Opinion
January 3, 1983.
Unemployment compensation — Availability for work — Full-time student — Unemployment Compensation Law, Act of December 5, 1936, P.L. (1937) 2897 — Presumptive eligibility.
1. In the absence of an express indication of a legislative intent to the contrary in the Unemployment Compensation Law, Act of December 5, 1936, P.L. (1937) 2897, a student cannot be excluded from unemployment compensation benefits because of an alleged unavailability for employment, and a student is entitled to the presumption of eligibility which applies to any unemployed person registering for unemployment compensation. [21]
Judge ROGERS filed a concurring opinion which was substantially as follows:
1. Provisions of the Unemployment Compensation Law, Act of December 5, 1936, P.L. (1937) 2897, render ineligible for benefits anyone without a substantial history of previous employment or who is unwilling or unable to register for and accept suitable employment when offered. [22]
Submitted on briefs September 13, 1982, to Judges ROGERS, WILLIAMS, JR. and CRAIG, sitting as a panel of three.
Appeal, No. 433 C.D. 1981, from the Order of the Unemployment Compensation Board of Review in case of In Re: Claim of Ted P. Breen, No. B-191741.
Application with the Office of Employment Security for unemployment compensation benefits. Application denied. Recoupment ordered. Applicant appealed to the Unemployment Compensation Board of Review. Decision affirmed. Applicant appealed to the Commonwealth Court of Pennsylvania. Held: Reversed and remanded.
John J. Robinson, Jr., for petitioner.
Charles D. Donahue, Associate Counsel, with him Richard L. Cole, Jr., Chief Counsel, for respondent.
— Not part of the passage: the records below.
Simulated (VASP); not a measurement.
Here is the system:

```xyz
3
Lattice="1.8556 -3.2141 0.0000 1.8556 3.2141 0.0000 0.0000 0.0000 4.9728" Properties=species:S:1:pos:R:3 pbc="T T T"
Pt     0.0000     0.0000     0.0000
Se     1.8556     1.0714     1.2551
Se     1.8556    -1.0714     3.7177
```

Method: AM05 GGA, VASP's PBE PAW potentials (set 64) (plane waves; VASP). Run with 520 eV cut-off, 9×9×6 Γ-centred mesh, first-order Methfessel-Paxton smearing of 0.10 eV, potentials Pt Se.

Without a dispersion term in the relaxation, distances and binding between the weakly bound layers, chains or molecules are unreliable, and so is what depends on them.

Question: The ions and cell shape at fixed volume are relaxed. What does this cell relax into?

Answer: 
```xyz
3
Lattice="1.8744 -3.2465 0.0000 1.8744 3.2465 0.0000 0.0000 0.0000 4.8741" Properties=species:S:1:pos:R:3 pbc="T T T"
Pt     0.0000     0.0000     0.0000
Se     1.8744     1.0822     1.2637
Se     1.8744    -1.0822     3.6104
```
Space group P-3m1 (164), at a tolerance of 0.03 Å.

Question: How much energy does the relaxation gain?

Ted P. Breen appeals from two orders of the Unemployment Compensation Board of Review which, affirming the referee's decision, denied the claimant benefits on the basis of a conclusion that he was not available for work and found him liable for a fault overpayment.
Section 401(d)(1) of The Unemployment Compensation Law, Act of December 5, 1936, Second Ex. Sess., P.L. (1937) 2897, as amended, 43 P. S. § 801(d)(1).
Id. at § 874(a).
The facts of this case are not in dispute. The claimant has attended college as a part-time or full-time student since September 1978. When he applied for benefits, he lived at home with his parents, had no dependents, and had never worked full-time when in school.
For less than one month of his 1980 summer recess, the claimant worked part-time as a baker's assistant. When that job ended July 5, 1980, the claimant applied for benefits, leaving blank two questions on the benefits application form which would have indicated whether he attended or planned to attend school. He thus obtained $510.00 in unemployment benefits over a ten-week period. In September, he informed the Office of Employment Security that he had returned to school, having received a loan from his father to meet tuition payments.
The claimant contends that when he submitted his application for benefits in July he was available for work, because at that time he did not intend to resume his studies in the fall, having insufficient funds to meet the cost of his education. Moreover, the claimant argues that he should not be held liable for a fault overpayment because he merely forgot to complete the form and informed the interviewer orally of his academic history.
We must decide (1) whether substantial evidence supports the board's finding that the claimant is not available for full-time work because of student status, and (2) whether the claimant is liable for a fault overpayment.
The referee's decision, as adopted by the board, held that the claimant was not available for work because he was "primarily a student rather than a worker being basically committed to the work force," noting that the board and the courts have "refused benefits to a full time student who is in effect working his way through school." That conclusion was derived from our expression, in earlier cases, of a rebuttable presumption that a full-time student is not available for work and therefore not genuinely attached to the labor market. Reardon v. Unemployment Compensation Board of Review, 30 Pa. Commw. 139, 373 A.2d 146 (1977).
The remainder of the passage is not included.